My son’s journey to this point had been relatively easy and I believe that that is mainly due to the fact that he himself is at peace with being gay. He will tell you that he is just like any other young man except for the fact that he is attracted to men and not women. The one bump in the road came in a church situation. We are a practising Catholic family.

Prejudice at the church
When my son first told me he was gay, we discussed this aspect. I told him that I felt that his relationship was directly between himself and God, not between himself and any representative of God on this earth. I believe that God had a direct hand in my son being brought into this world. I firmly believe that God loves him regardless of whether he is gay or not, just as God loves all people.

Unfortunately in a youth gathering at my son’s church the subject of being gay came up for discussion. The young man (same age as my son) who leads the group quoted chapter and verse from the Bible and needless to say his condemnation of gays and lesbians was total. I am proud to say that my son stood up for himself and all gay people by challenging this young man on every point. I cannot say there were any winners at the end of it, but the important point is that my son did not sit back and keep quiet.

My son was very angry for a few days but he has since had some very real, positive support from a respected member of the church and this has been the best thing that could have happened. This was a very difficult time for me. Even though I had always known that this religious confrontation would come sooner or later, I had very conflicting emotions. If my son decided to turn his back on the church, should I do the same out of loyalty to him and if I chose not to, would my son possibly resent me later on? I agonized over this for a few days.

Once again the person who helped me with this dilemma was my son. He told me that whatever he decided, he would never, ever expect me to walk away from the church because of him. Thankfully, he has made his own decision to continue to be actively involved in the church and in fact his boyfriend, who is an active member of a different denomination, has joined him at church on more than one occasion. And contrary to what many people might think, no bolt of lightning has come down from above to strike them down! They are good young men who deserve to be there as much, if not more than many others.

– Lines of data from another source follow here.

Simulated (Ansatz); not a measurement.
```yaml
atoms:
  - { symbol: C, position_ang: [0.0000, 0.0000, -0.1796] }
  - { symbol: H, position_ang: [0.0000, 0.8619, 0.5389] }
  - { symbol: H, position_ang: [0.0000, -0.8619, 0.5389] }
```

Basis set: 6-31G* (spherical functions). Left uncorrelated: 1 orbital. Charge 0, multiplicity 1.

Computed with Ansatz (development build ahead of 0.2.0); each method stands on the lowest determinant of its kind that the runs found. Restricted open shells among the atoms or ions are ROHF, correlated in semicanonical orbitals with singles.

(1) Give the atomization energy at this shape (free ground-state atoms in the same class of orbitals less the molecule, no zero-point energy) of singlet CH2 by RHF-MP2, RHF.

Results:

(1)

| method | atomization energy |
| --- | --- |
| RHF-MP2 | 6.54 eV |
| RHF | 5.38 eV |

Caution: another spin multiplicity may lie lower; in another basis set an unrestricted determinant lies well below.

Changes to the Marriage Act
At this time in South Africa with the impending decision on the Marriage Act, my wish for my dearest son and for all other gays and lesbians in this country is, that they should be allowed to marry in exactly the same way as all other citizens of SA, if this is their wish.

I am realistic enough to know that it is highly unlikely that churches (and especially the Catholic Church) will permit marriage within the church in the near future. But this is not a church issue, it is a constitutional issue and I feel very strongly that every citizen of this country should have equal rights and I think that no heterosexual person will be adversely affected by a decision in favour of marriage between same-sex couples.

After all, why should my son not be allowed to fulfill the same dreams that many other young people of his age have? To marry the man he loves and establish a life and home, hopefully with children, within the framework of a legal family unit.

Advice to parents
My advice to any parents who read this would be to please, please remember that your child did not just wake up one morning and “decide” to be gay or lesbian. This is not a “choice” for them. They were born this way and you as their parents brought them into this world and have hopefully loved them up to this point in their lives. So why would you feel any differently now?

If anything you should love them more, as we do our son, for having the courage to be honest with you and ask for your support. More than likely it has been a hard and lonely journey for them up until this point. Now they need all the love and support in the world, especially from their own family.

I can honestly say that our son has brought us all, family and friends, closer together. As he himself has said he is like “the glue” that holds us all together!! It has not always been easy for us as parents, especially since for most of the year he is away from home, and I especially, miss him terribly. I do worry about him and I know I will continue to worry about him just because that is who I am, and because I realise that there are likely to be some difficult times ahead and I only want the very best for him.

But despite this, it has been and will continue to be a great source of pleasure to watch him live his life as it was meant to be. I cannot even bear to contemplate how difficult his life would have been if he had not taken this huge step. I believe that he will do great things in the future. As an openly gay psychologist, I believe he will be able to help many people, young and old, who might be struggling as he once was, to get to a point where they too can be at peace with themselves and their sexual identities.

I would like to say to other mothers out there, “It is a privilege to be a mother”. I feel that my son has taught me so much. I have learnt more during this time than in my entire life. I have grown both emotionally and spiritually in the last year and will continue to do so.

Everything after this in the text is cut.